You need MSIs and PSExec. It's the best deployment system I've used. The MSI configures your server, alerts you to missing dependencies, ngen's your DLLs and loads them into the GAC. If you tag your MSIs with the build number you've also got easy rollback.
There are a couple gotchas that generally require writing an MSI helper DLL but it's no biggie. The only PITA is that if you precompile during the build stage you have to know the path of the application in advance.
Then you just use a little VBScript to let PSExec work it's magic. Maybe I should put together an MSI that installs all the stuff you need to make it work.
Email me if you want some help setting up an MSI / PSExec based deploy system.
No offense intended, but that sounds like an absolutely terrifying solution for deploying a website.
Edit: to expand on my sentiment, this doesn't really seem like the sort of thing that an msi was designed for; and, having to potentially crank out some one-off vbscript seems scary at best.
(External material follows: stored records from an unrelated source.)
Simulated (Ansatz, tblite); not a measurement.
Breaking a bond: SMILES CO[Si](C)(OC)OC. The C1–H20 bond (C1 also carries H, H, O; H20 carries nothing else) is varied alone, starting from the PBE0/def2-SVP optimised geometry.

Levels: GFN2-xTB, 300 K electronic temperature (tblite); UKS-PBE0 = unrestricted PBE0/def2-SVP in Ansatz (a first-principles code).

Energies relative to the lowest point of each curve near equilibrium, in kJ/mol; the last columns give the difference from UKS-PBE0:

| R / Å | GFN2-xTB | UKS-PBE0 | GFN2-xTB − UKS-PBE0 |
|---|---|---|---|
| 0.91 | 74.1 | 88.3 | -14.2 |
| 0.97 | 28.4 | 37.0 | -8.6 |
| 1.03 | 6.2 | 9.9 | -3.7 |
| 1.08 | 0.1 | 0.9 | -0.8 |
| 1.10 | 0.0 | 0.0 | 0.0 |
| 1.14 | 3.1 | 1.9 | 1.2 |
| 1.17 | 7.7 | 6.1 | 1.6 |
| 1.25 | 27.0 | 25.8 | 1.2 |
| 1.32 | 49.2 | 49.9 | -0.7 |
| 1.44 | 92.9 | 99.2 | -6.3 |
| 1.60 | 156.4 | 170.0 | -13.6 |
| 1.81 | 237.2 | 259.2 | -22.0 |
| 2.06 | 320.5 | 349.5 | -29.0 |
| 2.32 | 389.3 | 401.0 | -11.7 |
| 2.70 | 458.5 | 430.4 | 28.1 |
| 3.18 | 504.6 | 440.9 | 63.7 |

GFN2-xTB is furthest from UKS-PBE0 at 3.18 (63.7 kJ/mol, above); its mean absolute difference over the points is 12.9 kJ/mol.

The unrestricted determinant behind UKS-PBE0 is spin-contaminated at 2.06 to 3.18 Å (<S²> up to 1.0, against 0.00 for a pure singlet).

It's pretty easy, most commercial DLLs are signed, and most open source projects that aren't simply get compiled from source. MSI makes it super simple to add as DLL to the GAC. You do need versioning support in your DLLs but once you have the infrastructure in place it's not a big deal.
There are a couple gotchas that generally require writing an MSI helper DLL but it's no biggie. The only PITA is that if you precompile during the build stage you have to know the path of the application in advance.
Then you just use a little VBScript to let PSExec work it's magic. Maybe I should put together an MSI that installs all the stuff you need to make it work.